Multitasking

Introduction

It’s all about doing multiple things at the same time.

Multitasking involves handling multiple task simultaneously. By understanding multitasking, you can optimize software to leverage available hardware efficiently.

In web servers

Traditionally, a server handles one request at a time, leaving others waiting. To scale, servers spawn multiple copies, each still handling only one request at a time.

In the early 2000s, as web traffic surged, engineers encountered the C10K problem problem, requiring solution to handle 10000 concurrent requests efficiently. They explored two options:

Asynchronous I/O: utilize single-threaded asynchronous I/O, relying on Operating System support to trigger I/O operations, and notify later once completed, allowing serving others simultaneously.
Multi-threading: Serve one client per thread, but with increased resource consumption, as each thread allocates a portion of memory for its stack, and spends some CPU cycles in context switching, which in the hardware of that era was a matter of big concern.

Projects like NGINX, Node.js, and Twisted emerged, implementing the asynchronous I/O approach.

Options

Let’s explore multitasking options in Python.

⚙️ CPU-bound functions: Involve mathematical operations or iterating over large data sets.

def cpu_bound_function():
  i = 0
  while i < 999_999_999:
    i += 1
  return i

🌐 I/O-bound functions: Involve reading from or writing to a file, network, or database.

def io_bound_function():
  response = requests.get("https://veryslowsite.com/")
  return response

Threads

Good for 🌐 I/O-bound functions

Threads are akin to multiple lanes on a highway, allowing independent paths for tasks to proceed simultaneously. They are commonly used for multitasking, particularly suitable for handling I/O.bound functions.

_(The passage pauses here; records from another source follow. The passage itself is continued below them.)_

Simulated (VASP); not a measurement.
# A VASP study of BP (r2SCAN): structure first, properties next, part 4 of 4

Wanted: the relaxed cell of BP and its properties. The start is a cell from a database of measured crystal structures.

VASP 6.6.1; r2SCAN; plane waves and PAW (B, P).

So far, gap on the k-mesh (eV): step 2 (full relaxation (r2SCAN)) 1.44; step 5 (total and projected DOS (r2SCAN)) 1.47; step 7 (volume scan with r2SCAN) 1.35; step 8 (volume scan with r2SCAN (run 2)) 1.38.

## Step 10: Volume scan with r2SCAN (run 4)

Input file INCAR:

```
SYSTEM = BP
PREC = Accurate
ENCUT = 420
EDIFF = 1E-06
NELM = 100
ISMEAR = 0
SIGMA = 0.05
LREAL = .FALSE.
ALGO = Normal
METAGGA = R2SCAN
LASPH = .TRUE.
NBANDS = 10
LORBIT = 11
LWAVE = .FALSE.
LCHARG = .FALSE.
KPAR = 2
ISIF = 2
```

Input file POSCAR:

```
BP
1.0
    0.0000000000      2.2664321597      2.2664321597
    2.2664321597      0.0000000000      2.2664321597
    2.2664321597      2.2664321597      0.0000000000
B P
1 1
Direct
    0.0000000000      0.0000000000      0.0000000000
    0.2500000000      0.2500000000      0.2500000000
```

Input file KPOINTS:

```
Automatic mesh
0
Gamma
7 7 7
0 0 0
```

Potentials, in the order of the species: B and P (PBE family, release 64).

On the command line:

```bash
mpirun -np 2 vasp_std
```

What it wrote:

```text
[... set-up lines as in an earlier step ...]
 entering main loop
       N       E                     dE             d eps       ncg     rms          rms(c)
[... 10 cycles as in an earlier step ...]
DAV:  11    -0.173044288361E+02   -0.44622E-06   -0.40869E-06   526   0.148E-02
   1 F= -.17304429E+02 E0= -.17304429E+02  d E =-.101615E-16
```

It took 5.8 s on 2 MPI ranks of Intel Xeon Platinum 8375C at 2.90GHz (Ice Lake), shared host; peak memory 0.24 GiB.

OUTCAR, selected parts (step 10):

Threads are efficient for tasks involving I/O operations but may not fully utilize multi-core processors for ⚙️ CPU-bound functions due to Python’s design limitations.

from threading import Thread

def get_data():
  result = database.query()
  return result

def send_mail():
  result = mailer.send()
  return result

t1 = Thread(target=get_data)
t2 = Thread(target=send_mail)

t1.start()
t2.start()

t1.join()
t2.join()

Processes

Good for ⚙️ CPU-bound functions

Python processes allow functions to run in a separate process, leveraging all available CPU cores. This approach bypasses Python’s limitations and maximizes CPU initialization, making it suitable for CPU-bound tasks

from multiprocessing import Process

def calculate_fibonacci():
  result = fibonacci(100)
  return result

def calculate_pi():
  result = digits_of_pi(100)
  return result

p1 = Process(target=calculate_fibonacci)
p2 = Process(target=calculate_pi)

p1.start()
p2.start()

p1.join()
p2.join()

Async I/O

Good for 🌐 I/O-bound functions

Web applications commonly involve reading/writing to files, databases, and calling external services via HTTP requests. All of that time spent waiting for each call to complete is time wasted not processing other stuff, so here is where async I/O comes in handy to improve the throughput of an application.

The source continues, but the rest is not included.